Most people probably know that the op-ed pages aren't exactly untarnished beacons of truth-telling. That's a given. Still, you'd hope that editors would ask their op-ed writers to at least try not to lie.
At the Washington Post's op-ed section Monday, that was apparently too much to ask.
Key to the page were dueling pieces debating a proposed repeal of the estate tax. This kind of setup, altogether similar to "he-said, she-said" news reporting, isn't uncommon. There's little wrong with the idea, per se, except perhaps for the futility of the exercise -- here, readers: two totally opposing views; now, decide which one is right! But the enterprise depends on the truthfulness of both writers. On that scale the Post, and op-ed contributor Sen. Jeff Sessions (R-AL), failed miserably.
Up against regular Post columnist Sebastian Mallaby, Sessions pulled up a familiar argument: the estate tax -- he refers to it as a "death tax" -- will hurt small businesses and family farms. Indeed, Sessions says,
"The death tax hits hardest at heirs of small-business owners and family farmers. In many cases, the heirs cannot afford to pay the tax and are forced to downsize, lay off employees or even sell their business or farm."
Wonderful that he'd be so compassionate to small-business owners and family farmers; horrible that he'd lie, and reprehensible that the Post, fully aware of his lie, would let him get away with it.
See, what Sessions said -- "the death tax hits hardest at heirs of small-business owners and family farmers" -- well, it's just not true. According to whom, you might ask?
How about the Washington Post's editorial page?
"This assertion," the Post's editorial writers concluded in a July 2005 editorial entitled "Estate Tax Myths," "is more convenient myth than fact ... A new study by the Congressional Budget Office examined estate tax returns filed by farmers and owners of small businesses in 1999 and 2000. The numbers that owed estate tax, the CBO found, were paltry, and the number without enough cash on hand to pay the bill even punier: In 2000, for example, just 1,659 farm estates had taxes due, of which 138 didn't report enough liquid assets to cover their tax liability.
"But at that time the amount of money that could be passed on to heirs free of taxes was just half what it is now. With the current exemption level of $1.5 million, the CBO analysis found, only 300 farm estates in 2000 would have owed any tax at all -- and of those, just 27 would have a tax bill in excess of their liquid assets. At the even more generous exemption scheduled to take effect in 2009, $3.5 million, the ranks of those potentially hit hard by the tax would have dwindled even further; 65 farm estates would owe taxes and 13 would not have enough cash to cover the bill." (The CBO report can be found here. A similar report from Factcheck.org notes that "The Tax Policy Center projects that roughly 440 taxable estates were primarily made up of farm and business assets in 2004. And even considering estates for which farming or business was a sideline, the Center found only 7,090 taxable estates for 2004 that included any farm or business income. That's still just 38 percent of all taxable estates. The fact is that repealing the estate tax entirely... would benefit mostly non-farmers and non-business-owners.")

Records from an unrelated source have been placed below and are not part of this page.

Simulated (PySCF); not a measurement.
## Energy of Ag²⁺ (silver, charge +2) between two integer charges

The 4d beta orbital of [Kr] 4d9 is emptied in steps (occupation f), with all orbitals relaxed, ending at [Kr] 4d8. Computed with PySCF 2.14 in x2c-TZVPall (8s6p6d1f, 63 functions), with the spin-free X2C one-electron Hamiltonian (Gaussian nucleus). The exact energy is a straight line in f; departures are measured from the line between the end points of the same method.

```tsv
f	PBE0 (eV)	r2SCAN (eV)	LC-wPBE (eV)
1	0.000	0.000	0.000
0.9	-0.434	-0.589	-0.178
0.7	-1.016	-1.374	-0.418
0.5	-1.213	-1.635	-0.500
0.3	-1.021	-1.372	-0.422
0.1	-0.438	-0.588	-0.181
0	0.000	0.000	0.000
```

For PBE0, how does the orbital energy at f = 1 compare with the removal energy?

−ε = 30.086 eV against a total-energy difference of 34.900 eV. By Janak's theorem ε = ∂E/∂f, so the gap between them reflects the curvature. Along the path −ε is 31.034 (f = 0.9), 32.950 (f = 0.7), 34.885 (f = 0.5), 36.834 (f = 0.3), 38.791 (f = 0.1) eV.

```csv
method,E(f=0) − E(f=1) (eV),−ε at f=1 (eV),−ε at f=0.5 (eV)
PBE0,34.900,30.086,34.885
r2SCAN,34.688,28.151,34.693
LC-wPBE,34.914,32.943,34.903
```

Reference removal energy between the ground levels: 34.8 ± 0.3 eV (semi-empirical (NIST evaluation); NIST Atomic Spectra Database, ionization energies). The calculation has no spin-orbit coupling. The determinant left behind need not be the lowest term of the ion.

And here's the best part: the Post's editorial page didn't just explode the myths it allowed Sessions to publish unchallenged not even a year later -- it got preachy about it, chiding anyone who would stoop so low as to, well, do exactly what it did ten months later.
"The image of the grieving heir packing up his hoe as he trudges away from the family farm is just that," the editorial said, "a powerful image but not an accurate one. Over the years, the discussion of the estate tax hasn't exactly been noted for its intellectual rigor. But members of Congress debating the issue now ought to look at the facts assembled by the CBO -- not the misinformation peddled by those maneuvering to make repeal permanent."
Sen. Sessions' article wasn't the only truth-challenged piece to appear on the Post's op-ed page Monday. There was also the White House press release.
Well, okay, it wasn't really a press release -- but it might as well have been. Peter Wehner, the director of Karl Rove's in-house politics shop, the Office of Strategic Initiatives, penned "And Now For Some Good News," a column devoted to telling Post readers just how good President Bush has made the country -- despite what that evil media might have told you, of course. And heck, it does read like a press release, hitting many of the same economic points as one the administration put out on June 2.
That the Post allowed what is essentially a press release to run on their pages is bad enough; then they allowed the writer to lie. Wehner's column is filled with distortions, omissions and outright lies.
Let's start with the lies.
As part of his list of reasons why we should all think the economy is doing well, Wehner says, "Tax revenues are at an all-time high." That claim is so easily debunked as to be laughable; indeed, it's not even what the rest of the administration is asserting. Rather, according to the Treasury Department, tax revenues for April 2006 were the second-highest of all-time. And even that number is suspect: it's not in real dollars.
Using an inflation calculator to adjust tax revenue numbers into real dollars, we find that April 2006 wasn't the second-highest. This April's revenues were $3.15 trillion, supposedly second only to April 2001's $3.31 trillion (which in real dollars works out to $3.77 trillion). Then there's April 2000, which at $2.95 trillion works out to $3.45 trillion in real dollars, and April 1999, which at $2.66 trillion works out to $3.21 trillion, and April 1998, which at $2.61 trillion works out to $3.22 trillion.
Then there are the omissions.
"The American economy ... has added more than 5.3 million jobs since the summer of 2003," Wehner wrote. True enough, but not as impressive as Wehner wants it to sound. See, those jobs aren't created in a vacuum: every month, new people enter the work force, and they need new jobs. 150,000 people, to be exact. Now, Wehner doesn't say when in the summer of 2003 he's counting from, but that June 2 press release does -- August. That's 33 months. 150,000 times 33 gets you... 4,950,000, meaning that an honest writer would tell you that in actuality only 350,000 truly new jobs have been created.
Wehner went after social indicators as well. He did no better there, noting that "property crimes are near the lowest levels in the history of the federal survey" without mentioning that property crime rates have, after a long decline, been stable over the past half-decade and trumpeting a lower teen birth rate without mentioning the country's skyrocketing STD rate.
Truth? On the Post's editorial page, we don't need no stinking truth.